The strange, incongruous juxtapositions of elements and styles hint at what this album really captures so well — the struggle to balance the public and the private, the introverted and the extroverted. The album’s personality emerges in the way it can’t find any direct expression to capture what it wants to say. So, instead, there is an oscillation between coordinates that kind of surround its center, its core. Also, much like Jim O’Rourke‘s “pop” albums from decades later (Simple Songs, The Visitor, etc.), there is a kind of catharsis in the way the music comes together in spite of a conflicted, ambivalent attitude toward conventional commercial success. Tuca sings and plays guitar with a kind of punky edge, never completely at ease with the grand orchestrations that rise up again and again, persistently returning to raw, truncated guitar strumming and warbled, dispirited vocals. There are up-tempo songs with celebratory rhythms. Tuca seems unable to enjoy them. So she creates her own twisted, downer take on them. Not speaking Portuguese, the lyrics are a mystery, but the music alone conveys a lot.

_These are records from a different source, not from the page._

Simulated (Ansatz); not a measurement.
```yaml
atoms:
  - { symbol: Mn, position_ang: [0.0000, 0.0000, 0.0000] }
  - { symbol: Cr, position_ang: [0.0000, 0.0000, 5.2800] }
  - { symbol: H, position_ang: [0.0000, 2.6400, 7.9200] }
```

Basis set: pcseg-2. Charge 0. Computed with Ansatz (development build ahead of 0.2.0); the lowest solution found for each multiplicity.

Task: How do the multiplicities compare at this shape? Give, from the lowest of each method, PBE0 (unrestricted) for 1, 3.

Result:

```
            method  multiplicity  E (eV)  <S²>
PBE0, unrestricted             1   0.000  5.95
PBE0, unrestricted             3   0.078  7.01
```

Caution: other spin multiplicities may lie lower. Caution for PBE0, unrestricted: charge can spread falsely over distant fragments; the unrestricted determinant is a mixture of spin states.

A strange album that still sounds ahead of its time.
The first CAN album to be recorded with high-fidelity 16-track studio equipment, Landed is mostly a glossier take on the same basic format as its predecessor Soon Over Babaluma. There is a professional slickness in place of the usual relentless ingenuity. Not a bad record at all, but still a sign that the band’s best days were mostly behind them.
!!!Here Are the Sonics!!! is the quintessential garage rock album. The Sonics’ songs touch on such divine subjects as fast cars, dance steps, and cruel women. The lyrics are wonderfully forgettable and !!!Here Are the Sonics!!! gets by through sheer force of will. It’s actually best that the songs just give way to the frenzied power of the band. Nuance wasn’t even remotely the point of The Sonics.
The band blasts you away with pure rock ‘n’ roll power. There are no slow ballads here! Their fuzzy-sounding guitars put a twist on that high energy Little Richard R&B, the big beat rock of Bo Diddley, and the noisy guitar distortion of Link Wray. “The Witch” was the hit single that initially catapulted The Sonics into garage rock lore. It has an eerie organ riff that bubbles under the the driving beat and raucous vocals. Raw energy and visceral drive are more important to this music than finesse. This became sort of a template for punk rock a decade later.
Gerry Roslie is a big part of what made The Sonics so special. He did pound out some nice keyboards, but those vocals were something else. The album took some time to record because Roslie could only do so many songs before his voice gave out from screaming. The results far surpassed his abilities on paper.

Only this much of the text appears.